Alex Jones, radio host, lives and works in or near to Austin, Texas. There are many sources on the exact location of his home, although many of them seem to stem from even wilder antisemitic conspiracy theories who believe that Alex Jones himself is a plant. I won't say the exact address or street, but I can describe the neighborhood of Alex Jones. It is about 6 miles from downtown Austin, behind a large bend in Lake Austin. The area around Lake Austin is one of Austin's most expensive neighborhoods. Jones' house lies within a mile of the Austin Country Club, which is probably really expensive, but as a private club, doesn't say its initiation fees. It is also less than a mile to a $20,000 a year boarding school. As well as a similar distance to Davenport Village, a shopping complex with bespoke shops for the wine, cigar, golf and tennis enthusiast. Also in the neighborhood are at least four or five high end beauty spas and hair salons. And a Thai restaurant with the requisite gluten free options. Although it is mostly residential and high end commercial, there are nearby financial firms and boutique software developers. It does have one similarity to Lincoln, Montana: it lacks most of the sprawl of chain businesses that characterizes many American towns. This neighborhood is in the larger environment of Austin, which despite its reputation as a quirky college town is also a large metropolis, and the capital of the second largest state in the nation.

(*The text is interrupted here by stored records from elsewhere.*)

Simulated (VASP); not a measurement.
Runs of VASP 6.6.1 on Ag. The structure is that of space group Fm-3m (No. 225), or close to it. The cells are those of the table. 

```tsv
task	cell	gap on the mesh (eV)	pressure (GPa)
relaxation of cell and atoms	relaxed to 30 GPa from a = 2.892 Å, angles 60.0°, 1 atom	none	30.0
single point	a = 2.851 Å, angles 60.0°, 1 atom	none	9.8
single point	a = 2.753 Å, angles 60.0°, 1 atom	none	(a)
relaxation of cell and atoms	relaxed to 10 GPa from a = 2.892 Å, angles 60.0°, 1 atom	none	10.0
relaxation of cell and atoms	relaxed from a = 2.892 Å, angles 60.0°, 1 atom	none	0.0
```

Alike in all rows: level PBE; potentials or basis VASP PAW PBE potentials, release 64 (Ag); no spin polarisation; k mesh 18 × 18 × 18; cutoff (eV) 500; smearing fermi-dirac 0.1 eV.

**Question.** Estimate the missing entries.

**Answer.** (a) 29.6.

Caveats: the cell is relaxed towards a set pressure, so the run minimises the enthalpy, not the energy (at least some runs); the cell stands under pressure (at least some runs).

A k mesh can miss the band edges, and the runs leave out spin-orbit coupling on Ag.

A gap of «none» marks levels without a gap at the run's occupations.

The point is not that Alex Jones is a hypocrite or (as his lawyer would have it,) "a performance artist" who lives amongst the swank elites that he makes a fortune deriding. Not that I think that assessment is untrue, but it isn't my point. What is a problem for me is trying to understand being surrounded totally by the great United States residential bubble, living in the comfort of wide suburban streets, manicured shopping centers, and well-heeled, sedate institutions, and somehow managing to pretend that you are a super cyberspy on the run from a global conspiracy. If the matter was confined to Alex Jones himself, it would only be a curiosity. But the average believer of Alex Jones' special type of propaganda probably comes from a neighborhood similar to his (if less well-heeled). The percentage of Americans living in towns like Lincoln is very small, perhaps 1 or 2% of the population. The average listener of Alex Jones probably lives in a suburb where he drives his too-big car to work every day in an office, tells his kids to study hard to get into a good college, keeps track of orthodontist appointments, worries about the price of gas, gets nagged at by his wife because he forgot to mow the lawn, and likes to get a pint of Ben and Jerry's on Friday night as a guilty pleasure. And at the same time believes that there is an international conspiracy to stop his freedom of expression and that he needs to stockpile guns for the coming Mad Max style apocalypse, which on some level they think they can get through without staining their dockers or missing tee time.

The phrase cognitive dissonance is well known, and perhaps overused. I do not know if there is a phrase for this, "environmental dissonance", where the difference between a person's thoughts and attitudes about the world (That it is a hostile, foreign and mysterious environment) comes into such contrast with how they actually live their life: in a happy bubble of well-manicured suburban office parks, cloned chain retail outlets and polite desk jobs.

Right now I am sitting in my apartment two blocks from the Plaza de Armas in Santiago de Chile, an environment that is some mixture of bewildering and familiar to me. Adjusting to this new environment of old buildings and crowded modern subways and immigrants and street vendors selling cell phone covers and dozens of other things have made me look back at the geography of my own country, of the urban centers and boring suburbs and isolated towns I've lived in, and it has made me realize the situation that I grew up in was never as normal as it seemed, and that the past year, and the mainstreaming of paranoia as a middle-class hobby, has made the social geography of my country just as puzzling as its odd mental turns.